If you come to think of it, the urban development of the world's largest cities is like playing a game of Tetris; No matter how condensed or crowded, for architects, there is always room for more. However, this act of 'structural stacking' often creates unique architectural compositions.
As a follow-up to his first photo-series, Singaporean photographer and visual artist Kevin Siyuan put together 'Corridors of Diversity', a short montage of communal corridors and HDB (Housing and Development Board) block facades, featuring the dynamic designs and forms of Singapore's densely built environment.
Singapore’s first Housing and Development Board housing blocks were erected as response to a severe lack of adequate housing for the country's 3.4 million citizens. As of 2017, over 80% of the Singaporean population live in HDBs, which are known for their vibrantly-colored facades, focus on community social spaces, and the great ethnic and culturally-diverse residents.

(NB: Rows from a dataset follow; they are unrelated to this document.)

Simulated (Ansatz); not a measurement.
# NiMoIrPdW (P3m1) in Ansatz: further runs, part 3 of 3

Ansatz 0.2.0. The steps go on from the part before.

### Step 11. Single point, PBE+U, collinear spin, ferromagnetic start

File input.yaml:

Providing a take on the city's heterogeneity, photographer Kevin Siyuan, has created 'split' photo series on Singapore’s public housing. in hopes of capturing the wide diversity that characterizes the small island, he photographed the outdoor corridors running along the sides of the apartment blocks - which give a glimpse into the everyday lives of the individuals inhabiting HDB flats - and the urban features that surround HDBs, including different land uses, building density, infrastructure, greenery, and the meeting of traditional and contemporary functions.